Originally Posted by Tonberry
And I can't imagine loving more than one man, but only telling my kids that I love one of them. That doesn't seem like a good example for kids, either, because if they find out, it will seem like I'm telling them "you should hide some of your friends" or "it's okay to be ashamed that you love some people".
That's not the kind of message I would want to send.
And of course, when they do realise it, even though I'm poly now and no kid has been born, well they'd feel betrayed and lied to for all of their lives, and like I'm a different person than the one they trusted. And that's pretty harsh too.
Very true. I have always been clear to my kids that loving someone means treating them with honor and respect as a person. It would be sending mixed messages if I said I loved GG, but he was "secret". That was one of the struggles I had when we had an affair.
It was one of the reasons I went searching to figure out what the fuck was wrong with me and why I was never happy in mono relationships, but happiest with 2 or more loves at once.
I want my kids to know how to be real, be true to themselves and be happy in life.
Furthermore, I've taught them not to lie. But, keeping someone a secret IS lying. One of the big conversations we've had with the teens is that lying by omission is STILL LYING. It's like ARMED robbery is still a robbery.

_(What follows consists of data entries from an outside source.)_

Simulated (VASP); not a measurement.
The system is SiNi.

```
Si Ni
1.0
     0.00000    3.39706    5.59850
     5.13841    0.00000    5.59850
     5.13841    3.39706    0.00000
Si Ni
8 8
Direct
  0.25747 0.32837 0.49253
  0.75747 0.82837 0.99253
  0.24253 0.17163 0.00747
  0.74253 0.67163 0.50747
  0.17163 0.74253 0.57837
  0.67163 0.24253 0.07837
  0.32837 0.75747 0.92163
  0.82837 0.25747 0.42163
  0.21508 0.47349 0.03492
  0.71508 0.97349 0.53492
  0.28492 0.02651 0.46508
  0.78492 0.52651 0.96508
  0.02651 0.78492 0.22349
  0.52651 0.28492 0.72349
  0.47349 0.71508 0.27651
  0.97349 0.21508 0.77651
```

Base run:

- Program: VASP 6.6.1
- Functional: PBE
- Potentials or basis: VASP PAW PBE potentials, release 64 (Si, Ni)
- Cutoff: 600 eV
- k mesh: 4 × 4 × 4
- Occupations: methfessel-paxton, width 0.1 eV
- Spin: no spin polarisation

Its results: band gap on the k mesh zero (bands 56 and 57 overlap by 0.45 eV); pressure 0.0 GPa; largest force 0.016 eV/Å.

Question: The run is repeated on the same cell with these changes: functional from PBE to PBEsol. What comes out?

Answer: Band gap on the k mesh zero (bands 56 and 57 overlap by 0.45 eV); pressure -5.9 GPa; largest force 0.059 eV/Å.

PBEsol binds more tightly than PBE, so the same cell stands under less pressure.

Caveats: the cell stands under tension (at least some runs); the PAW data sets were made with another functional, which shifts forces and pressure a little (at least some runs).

regarding the way they feel about finding out their parents misrepresented the truth their hwole lives, I had a friend who found out at 18 he was adopted. He was loved, adored even. But, finding out that he was adopted left him feeling like he'd been lied to about who he was and who his family was his whole life. So, then he questioned EVERYTHING he'd experienced and been told. So "I love you" was suddenly a questionable statement. It really f'd him up for like 20 years!